Witness to the fall

A review of Alpha News’ ‘The Fall of Minneapolis.’

Viewers familiar with the current appearance of George Floyd Square at 38th and Chicago Ave. may be interested in seeing how the corner looked before its transformation into the “autonomous zone” of the self-proclaimed “Free State of George Floyd.” Almost forgotten nearly four years later is the functioning gas station across the street from the former Cup Foods.

The video opens with the warning “viewer discretion is advised.” The footage shown isn’t particularly violent or graphic in depicting the death of George Floyd and the subsequent riots. What the discerning viewer needs to be prepared for is to have their faith shaken in the basic fairness of the American justice system, if not America itself.

“The Fall of Minneapolis” is a crowd-funded production of our friends at Alpha News, and is available for free viewing on Alpha’s website, Alphanews.org, and at the organization’s Twitter (X) account, @AlphaNewsMN. It was released on November 16, 2023.

I highly recommend its viewing. The facts presented in this 97-minute documentary are undisputed but, taken together, present a narrative 180 degrees opposite of the accepted story of George Floyd’s death on May 25, 2020, and its aftermath.

Despite millions of views, the video has received almost no attention from local Minnesota media.

The video was produced by Alpha News’ reporter Liz Collin, formerly with WCCO-TV news. Collin herself is married to retired Minneapolis police lieutenant and union leader Bob Kroll.

The documentary is based on Collin’s book They’re Lying: The Media, the Left and the Death of George Floyd published by Paper Birch Publishing in October 2022.

Collin conducts the interviews in the piece, most of which include individuals who were working as veteran Minneapolis police officers in May 2020, many of whom are now retired (early) from the force. She conducts the first-ever media interviews with Derek Chauvin and another police officer, both of whom were among the four Minneapolis police officers convicted in Floyd’s death. She also interviews family members of the convicted officers.

Segments in the video include the May 2020 arrest of Floyd, the abandonment by the city of the 3rd Precinct police headquarters, the burning of Minneapolis in the riots, Floyd’s original autopsy, Chauvin’s trial, and the aftermath of those events.

The facts presented, including police bodycam footage and documents from Floyd’s autopsy, were all known at the time of the incidents shown in the video, but received little media attention and were, in many instances, excluded from the trials of Chauvin and the other officers.

Police bodycam footage of Floyd’s arrest takes up nearly all of the first 17 minutes of the video, with the accompanying audio from the scene. The audience is invited to draw its own conclusions from viewing the raw footage.

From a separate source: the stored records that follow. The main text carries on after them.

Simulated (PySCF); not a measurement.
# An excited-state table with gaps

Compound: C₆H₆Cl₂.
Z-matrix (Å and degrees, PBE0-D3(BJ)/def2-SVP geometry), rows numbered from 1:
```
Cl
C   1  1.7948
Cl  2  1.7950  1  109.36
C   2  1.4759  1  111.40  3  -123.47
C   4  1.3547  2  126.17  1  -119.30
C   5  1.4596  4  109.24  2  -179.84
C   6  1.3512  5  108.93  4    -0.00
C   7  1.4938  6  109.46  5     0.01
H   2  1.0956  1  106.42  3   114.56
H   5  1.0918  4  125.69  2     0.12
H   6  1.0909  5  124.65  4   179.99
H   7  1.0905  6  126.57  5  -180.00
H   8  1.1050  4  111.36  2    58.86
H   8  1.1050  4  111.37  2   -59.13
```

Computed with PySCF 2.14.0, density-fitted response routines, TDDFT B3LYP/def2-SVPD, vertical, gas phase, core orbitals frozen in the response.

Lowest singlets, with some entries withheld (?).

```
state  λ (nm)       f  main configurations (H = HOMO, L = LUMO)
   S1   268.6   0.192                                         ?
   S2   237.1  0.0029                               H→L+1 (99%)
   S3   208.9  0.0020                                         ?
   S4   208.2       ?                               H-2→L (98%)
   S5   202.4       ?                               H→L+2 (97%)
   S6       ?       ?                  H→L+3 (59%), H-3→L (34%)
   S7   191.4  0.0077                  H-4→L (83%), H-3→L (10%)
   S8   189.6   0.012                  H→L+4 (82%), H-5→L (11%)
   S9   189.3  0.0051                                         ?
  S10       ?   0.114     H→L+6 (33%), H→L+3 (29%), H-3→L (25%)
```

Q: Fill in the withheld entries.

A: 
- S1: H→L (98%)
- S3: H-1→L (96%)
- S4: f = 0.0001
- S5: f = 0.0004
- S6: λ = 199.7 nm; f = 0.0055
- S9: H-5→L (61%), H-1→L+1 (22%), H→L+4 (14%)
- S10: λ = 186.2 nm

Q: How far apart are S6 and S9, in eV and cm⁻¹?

The rest of the feature includes Collin’s interviews, and we hear from the prominent politicians involved: Minneapolis Mayor Jacob Frey, Atty. Gen. Keith Ellison, Gov. Tim Walz, and others, all in their own words taken from various press conferences, public appearances, and media interviews.

The principal political players — Frey, Ellison, Walz, and members of the Minneapolis city council — have all been re-elected since the events of May and June 2020, despite their gross dereliction of duty. The judge in the state trial is still on the bench hearing cases.

We see excerpts from Chauvin’s state trial, including what are suggested to be instances of perjury committed by key prosecution witnesses.

The most significant event to occur since the video’s release was the Nov. 24, 2023 stabbing of Chauvin in a federal prison in Tucson, Ariz. Chauvin’s assailant, who stabbed him 22 times, is reported to be an FBI informant and member of a Mexican gang. Chauvin continues to serve his prison sentence where he was attacked.

Back in Minneapolis, scars from the fires and the ruins of abandoned buildings could still be seen. The burned-out ruin of the 3rd Precinct police building sits abandoned on Lake Street surrounded by a tall fence, but otherwise untouched since the riots. “The Fall of Minneapolis” reminds us why.